The rule embodied in sec. 92 is a logical sequence to the rule in S. 91, and may properly be said to be a part of it. If the intention is that no substitution of the terms of a voluntary and a deliberate transaction should be allowed, it follows that no variation to the terms should also be allowed. This section, therefore, enacts that when the terms and conditions of a transaction have been reduced to writing, either by agreement of parties or by requirement of law, no oral evidence can be admitted to contradict, vary, add to, or subtract from its terms.
Under this rule, extrinsic parole (i.e. oral) evidence controlling, varying, adding to, or subtracting from, the terms of solemn written instrument is inadmissible. Since the parties have made a complete memorial of their agreement, it must be presumed that they have put into writing all that they considered necessary to give full expression to their meaning and intention. Moreover, the reception of oral testimony could create mischief and open the doors to fraud.

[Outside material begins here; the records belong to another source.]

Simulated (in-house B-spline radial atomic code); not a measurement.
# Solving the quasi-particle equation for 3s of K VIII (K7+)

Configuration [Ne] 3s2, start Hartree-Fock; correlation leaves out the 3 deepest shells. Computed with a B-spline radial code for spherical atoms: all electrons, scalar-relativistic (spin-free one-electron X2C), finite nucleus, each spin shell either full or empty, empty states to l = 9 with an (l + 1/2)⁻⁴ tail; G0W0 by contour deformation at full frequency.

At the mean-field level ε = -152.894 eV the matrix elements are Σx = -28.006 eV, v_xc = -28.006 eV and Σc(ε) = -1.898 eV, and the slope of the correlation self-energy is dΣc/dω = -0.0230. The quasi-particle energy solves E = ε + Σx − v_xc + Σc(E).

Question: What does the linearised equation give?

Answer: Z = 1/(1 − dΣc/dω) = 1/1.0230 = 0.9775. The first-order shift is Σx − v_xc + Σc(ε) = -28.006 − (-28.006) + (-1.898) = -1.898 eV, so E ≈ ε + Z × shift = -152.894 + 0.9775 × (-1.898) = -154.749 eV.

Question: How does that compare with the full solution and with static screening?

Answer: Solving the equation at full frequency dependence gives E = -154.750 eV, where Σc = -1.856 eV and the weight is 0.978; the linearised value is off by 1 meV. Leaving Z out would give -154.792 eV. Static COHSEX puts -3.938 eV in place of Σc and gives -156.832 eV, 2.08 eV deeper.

S. 92 does not exclude oral evidence of an oral agreement which contradicts or varies, not the terms of the contract, but some recitals in the contract itself (Mukhi v. Kishun). Thus, when a lease was taken on behalf of a joint family, but only one member’s name appeared in the deed, it was held that S. 92 is no bar to the other members asserting their rights, by showing that the lease was taken on behalf of the joint family.